But right now, there are a lot of out of work folks hurting bad, so I support a short term extension if it gets a year or more of UI. I believe you stay true to your liberal soul first and foremost, when the situation demands that. We do not let people go hungry. period.
joe from Lowell
@General Stuck:
Amen.
Brachiator
@Suck It Up!:
RE: at least 21 millions taxpayers would be looking at an immediate $3900 tax increase on their 2010 taxes. The Republicans would cave before letting this happen.
Congress has never let the alternative minimum tax go unpatched. Never. Not under the Democrats. Not under Republicans.
The IRS has already begun to program its computers in anticipation of the patch. Tax filing would be delayed if Congress does not act on this. Here is some of the scoop:
I see this as the IRS Commissioner trying to help the Democrats. There is no way in hell that the Republicans can ignore this, or make good on their threat to stop the government. The GOP also cannot let this go until they craft tax legislation when the new Congress convenes.
eemom
@General Stuck:
and a year from now, when their benefits are due to expire, again?

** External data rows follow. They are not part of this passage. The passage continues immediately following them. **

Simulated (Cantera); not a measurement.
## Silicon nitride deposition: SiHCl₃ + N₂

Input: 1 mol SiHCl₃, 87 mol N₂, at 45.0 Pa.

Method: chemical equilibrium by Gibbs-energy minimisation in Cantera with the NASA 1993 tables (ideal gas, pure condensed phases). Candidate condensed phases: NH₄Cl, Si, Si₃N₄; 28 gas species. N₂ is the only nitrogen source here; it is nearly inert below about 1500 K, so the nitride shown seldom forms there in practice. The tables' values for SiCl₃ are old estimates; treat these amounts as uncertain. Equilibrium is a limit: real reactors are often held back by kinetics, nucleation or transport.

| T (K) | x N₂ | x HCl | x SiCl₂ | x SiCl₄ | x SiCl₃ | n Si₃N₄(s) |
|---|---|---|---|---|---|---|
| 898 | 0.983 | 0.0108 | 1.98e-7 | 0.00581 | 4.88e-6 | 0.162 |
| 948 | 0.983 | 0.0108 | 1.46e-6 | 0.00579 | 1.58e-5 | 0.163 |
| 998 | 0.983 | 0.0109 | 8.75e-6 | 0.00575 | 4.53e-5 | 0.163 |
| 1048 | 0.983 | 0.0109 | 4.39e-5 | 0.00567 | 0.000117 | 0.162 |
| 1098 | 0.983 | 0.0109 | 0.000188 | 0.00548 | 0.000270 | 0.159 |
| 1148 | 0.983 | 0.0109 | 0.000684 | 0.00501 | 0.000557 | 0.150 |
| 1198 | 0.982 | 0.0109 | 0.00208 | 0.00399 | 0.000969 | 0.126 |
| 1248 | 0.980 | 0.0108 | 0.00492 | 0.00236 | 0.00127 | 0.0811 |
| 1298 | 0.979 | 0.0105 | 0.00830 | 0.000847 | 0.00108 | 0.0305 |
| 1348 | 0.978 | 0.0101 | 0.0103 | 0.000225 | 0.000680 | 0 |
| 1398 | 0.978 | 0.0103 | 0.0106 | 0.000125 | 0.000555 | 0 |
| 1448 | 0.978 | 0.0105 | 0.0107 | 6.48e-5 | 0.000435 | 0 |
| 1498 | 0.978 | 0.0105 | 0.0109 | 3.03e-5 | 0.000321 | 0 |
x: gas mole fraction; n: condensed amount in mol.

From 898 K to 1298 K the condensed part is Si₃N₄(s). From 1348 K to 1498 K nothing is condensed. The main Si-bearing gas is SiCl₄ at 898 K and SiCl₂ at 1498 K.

and the rich pigs’ tax cuts are up be renewed, again?
Then what?
And what do you mean “we don’t let people go hungry”?? People have increasingly been going hungry in this country over the last decade and will continue to do so, even if these benefits are extended.
Yutsano
@Brachiator: Shulman is a relatively decent guy, and I’m not just saying that because he’s my boss. He’s also accurate: the computing backbone the IRS uses is from the 1970’s. So it’s a pain in the tuchas to deal with and manage properly. If we have to switch mid-stream it throws pretty much everything out of whack until the computing center in Martinsburg gets everything done.
Suck It Up!
@Brachiator:
I honestly hope you are right but I have an extremely low opinion of Republicans and think they have no conscience whatsoever.
General Stuck
@eemom:
we do not let people go hungry when we have the opportunity to do something about it. Like with this particular situation.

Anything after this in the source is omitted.